Late Summer Lawn Care
- Feed, if necessary. Your lawn care company will create a lawn plan for your specific grass type and region of the country. They can help you identify if your lawn is need of a mid-summer feeding to support healthy growth. Warm season grasses require fertilizer in the summer to promote dense, healthy growth.
- Keep mowing high and check to ensure your mowing blades haven’t gone dull. Dull blades can harm grass, and cause blade damage. Avoid mowing coolseason grasses on hot days. Warmseason lawns will require more frequent mowing in summer to avoid scalping.
- Water deeply. Ensure that the grass is getting at least one inch of water per week.
- Continue to be on the lookout for insects such as chinch bugs or army worms, and keep your lawn care company on speed dial should you see any signs of infestation.
- Work with your lawn care company to fertilize warm season grasses as needed.
- Watch for signs of drought. During times of drought, limit foot traffic on the lawn to avoid damaging already fragile grass.
- Continue to water deeply and infrequently.
- Keep mowing. You may see a slowdown of growth in the hottest days , in which case you should mow less frequently.
Warm temperatures and dry weather can limit or eliminate soil moisture needed for lawn health. Lack of soil moisture can reduce the root and shoot growth, cause grass leaf blades to wilt and change the once lush green turf color to a pale green or brown. Grass plants suffering from moisture stress can be prone to other problems including weeds and pests. Assuming that your region is not experiencing drought conditions or under water restrictions, the best way to maintain a healthy lawn is to water it deeply and infrequently. Thorough watering once or twice a week is better than frequent, light sprinkling.
Plan to water your lawn
once a week for about an hour to give your lawn an inch of moisture. Measure water with a rain gauge or place a tuna can under your sprinkler system to catch water. The can is about an inch high, so once it’s full, you’re done watering. You can measure the depth the water by how easy it is to push a dowel or screw driver into the earth to the proper depth. Too hard – water deeper. To easy - you may be overwatering your lawn.
- Make sure the irrigation system is doing its job. Uniform watering can help avoid brown spots and keep turf healthy from root to tip. Check the irrigation system weekly to make sure each section of the turf is being supplied with the appropriate amount of water.
To ensure your lawn gets the most possible water, follow these tips for how often to water your lawn in the summer:
- Be respectful of water restrictions if present in your community.
- The best time to water your lawn in the summer is in the early morning hours, ideally before sunrise. This way, the water has a chance to soak in before the sun dries it out.
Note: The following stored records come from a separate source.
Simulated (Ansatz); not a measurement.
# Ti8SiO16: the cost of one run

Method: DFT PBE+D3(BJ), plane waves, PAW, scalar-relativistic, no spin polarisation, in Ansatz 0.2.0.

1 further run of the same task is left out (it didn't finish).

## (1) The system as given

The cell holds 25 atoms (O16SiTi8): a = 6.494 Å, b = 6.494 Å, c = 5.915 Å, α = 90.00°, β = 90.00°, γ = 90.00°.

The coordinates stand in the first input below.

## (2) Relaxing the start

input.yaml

- Carefully place your sprinkler or hose to avoid watering the street and sidewalks. This is just a waste of water.
- Monitor the watering to make sure that certain areas aren’t becoming too saturated.
- Don’t forget to account for rain when watering your lawn. If you have had an especially rainy week, you won’t have to water your lawn as much – or at all, if the ground is still moist.
- If you have an irrigation system adjust your timers as weather changes and inspect for damaged or leaking heads.
Once your lawn turns green in the late spring/early summer, timely applications of lawn fertilizer
can help give it a boost to grow strong and healthy throughout the rest of the season. Your lawn care company should use a fertilizer that’s formulated for summer feeding. Properly applied it helps your lawn withstand the heat and drought conditions of summer.
For homeowners caring for their lawn experts recommend fertilizing cool season grasses in the spring and the fall, and warm season grasses in the midsummer. If choosing a lawn care company, they can select the fertilizer formula and use rates needed for the other seasons based on your grass type and your region.
Taking care of your lawn in the summer doesn’t require too many tools. Keep your lawn mower in good working order:
- Regularly sharpen the blades to ensure that the mower is actually cutting the grass, not tearing it, which can weaken the blades
- Set your blades higher in the summer. Cool season grasses should be cut to about 3-4 inches, while warmer season grasses such as bermudagrass and centipedegrass should be mowed at 2-3 inches. If you have a St Augustinegrass lawn mow it at 3-4 inches tall. Cutting the grass too short can damage it and make it more susceptible to heat damage.
The other important tool for summer lawn care is a good irrigation or watering system. Unless you have built-in sprinklers, you will need at least one high-quality sprinkler that can water your lawn evenly. If you have a larger yard, invest in several sprinklers to save time and prevent having to move the sprinkler.
There are pros and cons to tackling lawn care yourself or hiring a professional team to keep your lawn looking its best.
Hiring a lawn care service
, frees up your time and allows you to spend precious weekends with your family, not mowing the lawn. Professional lawn-care companies can address a variety of concerns from getting rid of weeds to helping your lawn thicken and green up or even helping with pests such as grubs, webworms, and chinch bugs.
Regardless of whether you opt for a DIY approach or hire professionals, it’s possible to have a beautiful, green lawn all summer long. Just follow these steps, and your neighbors will be asking how you keep your grass so beautiful and how to take care of lawn grass in the summer.